I would like to know if this mathematical concept already exists (and if so, what is the name of it?):
The idea is of a "topological fluid". What this means is a set of points and a list of which points are "neighbours" to other points. (In analogy with a fluid where molecules know about their neighbours through molecular forces.) [The neighbour list may or may not also have a distance between 0 and 1 to its neighbour].
These points are not embedded in any space, the geometry comes entirely from the list of connections. We define a distance between 2 points as the shortest number of steps from neighbour to neighbour.
What makes this a fluid is that the points can change their list of neighbours to points a minimum "distance" away (given certain predefined rules). So that points can move about in this "fluid".

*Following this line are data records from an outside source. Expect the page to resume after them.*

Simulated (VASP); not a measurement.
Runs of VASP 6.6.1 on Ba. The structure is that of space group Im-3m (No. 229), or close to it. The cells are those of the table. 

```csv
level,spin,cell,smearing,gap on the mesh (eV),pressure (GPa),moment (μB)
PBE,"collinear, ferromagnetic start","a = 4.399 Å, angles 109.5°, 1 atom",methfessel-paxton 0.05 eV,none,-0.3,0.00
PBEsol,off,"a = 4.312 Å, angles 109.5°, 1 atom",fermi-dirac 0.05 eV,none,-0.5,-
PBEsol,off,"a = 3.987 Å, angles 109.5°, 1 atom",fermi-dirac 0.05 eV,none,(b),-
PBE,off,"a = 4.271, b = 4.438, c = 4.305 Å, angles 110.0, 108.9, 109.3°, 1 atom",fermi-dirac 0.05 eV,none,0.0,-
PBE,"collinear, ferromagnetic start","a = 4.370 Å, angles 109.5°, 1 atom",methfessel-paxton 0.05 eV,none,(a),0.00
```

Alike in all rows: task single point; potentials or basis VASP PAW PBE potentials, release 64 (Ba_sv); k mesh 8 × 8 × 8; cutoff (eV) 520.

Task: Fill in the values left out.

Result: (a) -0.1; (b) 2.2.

Basically this is changing the topology of a graph step by step but keeping the number of nodes the same.
I have been trying to come up with some rules which would allow the graph to stay mostly uniform and the particles to move about in it. But most rules end up with massive holes in the graph! I don't know if any rules are known which would approximate a fluid in this manner?
I think it should be possible as knowing the neighbours of every particle in a fluid, it should be possible to reconstruct that fluid to within reasonable errors.
One idea I had was an action function which is at a minimum when the graph is fairly uniform (with no big holes or tangles), and then define the dynamics as a path of least action.